Awesome

Evaluation of Text-to-Gesture Generation Model Using Convolutional Neural Network

This repository contains the code for the text-to-gesture generation model using CNN.

The demonstration video of generated gestures is available at https://youtu.be/JX4Gqy-Rmso.

Eiichi Asakawa, Naoshi Kaneko, Dai Hasegawa, and Shinichi Shirakawa: Evaluation of text-to-gesture generation model using convolutional neural network, Neural Networks, Elsevier, Vol. 151, pp. 365-375, Jul. 2022. [DOI]

If you use this code for your research, please cite our paper:

@article{AsakawaNEUNET2022,
    author = {Eiichi Asakawa and Naoshi Kaneko and Dai Hasegawa and Shinichi Shirakawa},
    title = {Evaluation of text-to-gesture generation model using convolutional neural network},
    journal = {Neural Networks},
    volume = {151},
    pages = {365--375},
    year = {2022},
    doi = {https://doi.org/10.1016/j.neunet.2022.03.041}
}

Requirements

We used the PyTorch version 1.7.1 for neural network implementation. We tested the codes on the following environment:

Ubuntu 16.04 LTS
GPU: NVIDIA GeForce GTX 1080Ti
Python environment: anaconda3-2020.07
- fasttext
- cv2 (4.4.0)
ffmpeg

Preparation

Our code uses the speech and gesture dataset provided by Ginosar et al. Download the Speech2Gesture dataset by following the instruction "Download specific speaker data" in https://github.com/amirbar/speech2gesture/blob/master/data/dataset.md.

Shiry Ginosar, Amir Bar, Gefen Kohavi, Caroline Chan, Andrew Owens, and Jitendra Malik, "Learning Individual Styles of Conversational Gesture," CVPR 2019.

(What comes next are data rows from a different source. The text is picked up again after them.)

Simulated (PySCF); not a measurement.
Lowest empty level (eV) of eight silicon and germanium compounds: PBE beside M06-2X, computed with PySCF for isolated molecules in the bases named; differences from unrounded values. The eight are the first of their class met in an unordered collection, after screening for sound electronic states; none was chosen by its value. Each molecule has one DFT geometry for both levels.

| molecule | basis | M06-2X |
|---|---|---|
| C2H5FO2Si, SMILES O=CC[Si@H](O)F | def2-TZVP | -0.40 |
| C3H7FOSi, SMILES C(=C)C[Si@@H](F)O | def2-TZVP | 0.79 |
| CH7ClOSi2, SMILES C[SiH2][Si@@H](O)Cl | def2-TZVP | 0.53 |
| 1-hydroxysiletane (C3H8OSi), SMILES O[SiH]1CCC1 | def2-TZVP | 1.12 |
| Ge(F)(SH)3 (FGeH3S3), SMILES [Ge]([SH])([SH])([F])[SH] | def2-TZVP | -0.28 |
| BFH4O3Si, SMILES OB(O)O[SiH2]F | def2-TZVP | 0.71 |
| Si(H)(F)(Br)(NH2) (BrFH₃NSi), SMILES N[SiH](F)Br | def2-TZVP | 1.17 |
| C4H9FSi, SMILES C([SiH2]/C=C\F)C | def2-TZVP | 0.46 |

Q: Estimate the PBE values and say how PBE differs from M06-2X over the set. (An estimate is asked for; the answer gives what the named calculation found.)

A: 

After downloading the Speech2Gesture dataset, your dataset folder should be like:

Gestures
├── frames_df_10_19_19.csv
├── almaram
    ├── frames
    ├── keypoints_all
    ├── keypoints_simple
    └── videos
...
└── shelly
    ├── frames
    ├── keypoints_all
    ├── keypoints_simple
    └── videos

Download the text dataset from HERE and unarchive the zip file.
Move the words directory in each speaker name's directory to the corresponding speaker's directory in your dataset directory.

After this step, your dataset folder should be like:

Gestures
├── frames_df_10_19_19.csv
├── almaram
    ├── frames
    ├── keypoints_all
    ├── keypoints_simple
    ├── videos
    └── words
...
└── shelly
    ├── frames
    ├── keypoints_all
    ├── keypoints_simple
    ├── videos
    └── words

Note that the word data for speaker Jon is very little. Therefore, it should not use for model training.

Set up the fasttext by following the instruction HERE. Download the pre-trained model file (wiki-news-300d-1M-subword.bin) of fasttext from HERE.

Create training and test data

Run the script as

python dataset.py --base_path <BASE_PATH> --speaker <SPEAKER_NAME> --wordvec_file <W2V_FILE> --dataset_type <DATASET_TYPE> --frames <FRAMES>

Options
- <BASE_PATH>: Path to dataset folder (e.g., /path_to_your_dataset/Gestures/)
- <SPEAKER_NAME>: Speaker name (directory name of speaker) (e.g., almaram, oliver)
- <W2V_FILE>: Path to the pre-trained model of fasttext (e.g., /path_to_your_fasttext_dir/wiki-news-300d-1M-subword.bin/)
- <DATASET_TYPE>: Dataset type (train or test)
- <FRAMES>: Number of frame for training data (we used 64 for training and 192 for test data)
Example (Create Oliver's data)

# training data
python dataset.py --base_path <BASE_PATH> --speaker oliver --wordvec_file <W2V_FILE> --dataset_type train --frames 64

# test data
python dataset.py --base_path <BASE_PATH> --speaker oliver --wordvec_file <W2V_FILE> --dataset_type test --frames 192

After run the script, the direcrories containing the training or test data are created in your dataset folder. After this step, your dataset folder should be like:

Gestures
├── frames_df_10_19_19.csv
├── almaram
    ├── frames
    ├── keypoints_all
    ├── keypoints_simple
    ├── test-192
    ├── train-64
    ├── videos
    └── words
...
├── shelly
    ├── frames
    ├── keypoints_all
    ├── keypoints_simple
    ├── test-192
    ├── train-64
    ├── videos
    └── words

Model training

Run the script as

python train.py --outdir_path <OUT_DIR> --speaker <SPEAKER_NAME> --gpu_num <GPU> --base_path <BASE_PATH> --train_dir <TRAIN_DIR>

Options
- <OUT_DIR>: Directory for saving training result (e.g., ./out_training/)
- <SPEAKER_NAME>: Speaker name (directory name of speaker) (e.g., almaram, oliver)
- <GPU>: GPU ID
- <BASE_PATH>: Path to dataset folder (e.g., /path_to_your_dataset/Gestures/)
- <TRAIN_DIR>: Directory name containing training data (e.g., train-64)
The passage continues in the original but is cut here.